Without major label contracts, classical groups have to record themselves


 
Symphony orchestras go DIY

Getty Images; Istock; Tso; Photo Illustration by Taylor Shute

Independent musicians realized a long time ago that they’d have to record and market their own music. Now classical orchestras are doing the same thing. In the 20th century, orchestras used to sign contracts with major music labels, but a combination of higher costs and lower sales have made those contracts unavailable; Mark Volpe, managing director of the Boston Symphony Orchestra, says that “occasionally we get a project with Sony, but the days of a 20-record deal are over.” That means the future of recording may be with self-financed labels like Boston’s BSO, the Toronto Symphony Orchestra’s TSO Live, and even conductor-based labels like “Phi,” for period instrument conductor Philippe Herreweghe. Recording is still about what Andrew Shaw, president of the Toronto Symphony Orchestra, calls “having a calling card, having a chance for radio stations to play your disc.” What it’s not about anymore is making money.

It’s hard to believe, but classical recording used to be a way for artists to supplement their income. “In the old days, the Boston Symphony used to make quite a lot of money,” Volpe says. “Contracts covered all the costs and paid a royalty on top of it.” Today, Shaw explains that though orchestras have managed to cut the costs of recording—mostly by recording live instead of going into the studio—there’s no way to make a profit, and no one expects to: a TSO live recording costs $35,000, much less than a big-label recording, and yet, “if we earn back 10 per cent of that $35,000, we’ve got a smash hit.”
But it’s a cost that may be worth writing off, because recording is “promotional. It’s branding,” Volpe says. Shaw says recordings “keep our customers more engaged in our core product offering,” namely live concerts; like pop artists, orchestras use CDs and downloads to entice fans into buying tickets. And Shaw adds that recording can improve orchestras: it gives players “the experience of listening to themselves and thinking about the recording when they’re performing.” Musicians may need the extra pressure of knowing their playing will be preserved forever.
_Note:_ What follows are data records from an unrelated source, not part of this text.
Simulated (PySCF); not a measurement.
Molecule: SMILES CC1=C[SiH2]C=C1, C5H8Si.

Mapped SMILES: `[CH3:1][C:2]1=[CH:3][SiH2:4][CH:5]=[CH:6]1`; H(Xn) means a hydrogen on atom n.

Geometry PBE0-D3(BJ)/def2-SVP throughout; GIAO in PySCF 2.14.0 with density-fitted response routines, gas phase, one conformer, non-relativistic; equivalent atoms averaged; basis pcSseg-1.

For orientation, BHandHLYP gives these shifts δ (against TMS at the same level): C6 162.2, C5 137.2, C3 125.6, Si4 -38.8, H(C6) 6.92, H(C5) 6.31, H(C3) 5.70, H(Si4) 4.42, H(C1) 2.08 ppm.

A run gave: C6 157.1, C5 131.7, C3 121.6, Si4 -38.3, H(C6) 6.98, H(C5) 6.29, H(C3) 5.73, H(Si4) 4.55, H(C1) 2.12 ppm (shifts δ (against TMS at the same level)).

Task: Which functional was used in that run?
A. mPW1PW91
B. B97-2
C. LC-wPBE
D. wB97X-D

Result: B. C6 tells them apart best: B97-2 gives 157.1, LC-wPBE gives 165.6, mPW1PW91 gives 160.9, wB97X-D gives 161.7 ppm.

Symphony orchestras go DIY

Franz Hubmann/Getty Images; Jo Hale/Getty Images; Central Press/Getty Images

Making its own recordings can also allow an orchestra to record anything without selling the idea to an executive. But because of this, there are accusations that the market is being flooded with unnecessary discs; David Hurwitz of classicstoday.com grumbled that the London Symphony Orchestra’s new version of Mahler’s Fifth Symphony was “okay for your average subscription concert, but not for general release.” With for-profit recording, musicians had to convince record companies they had something new to say about a piece. Now they just have to convince themselves—and while the result can be a good souvenir for fans, it may not compete with the great records of the past.

Perhaps aware of the problem, orchestras are increasingly trying to release records that have some good reason for being preserved. Volpe says that when the BSO chooses to release a physical CD—which costs “considerably more than a digital download”—they try to pick special performances or concerts. So the BSO’s first disc was James Levine conducting Ravel’s Daphnis and Chloe, a Boston specialty, and it won a Grammy for best classical performance. Shaw also says that the TSO tries to release “repertoire that the orchestra has had a chance to perform several times over,” like Shostakovich’s huge Leningrad symphony, or an upcoming release of a Vaughan Williams symphony that they will perform at Carnegie Hall in New York.

After deciding what to record, the next step might be to figure out a way to increase revenue. Some orchestras have tried more creative ways of marketing: an English period instrument orchestra, the English Baroque Soloists, recorded the first half of a concert and had CDs ready when the concert was over. But for now, orchestral recordings are mostly a way to improve a band’s reputation in town and internationally. “Not everyone can come to Boston and hear the orchestra,” Volpe says, and besides, “touring is even more expensive.” Orchestras may lose money on recordings, but at least it lets them lose money while staying home.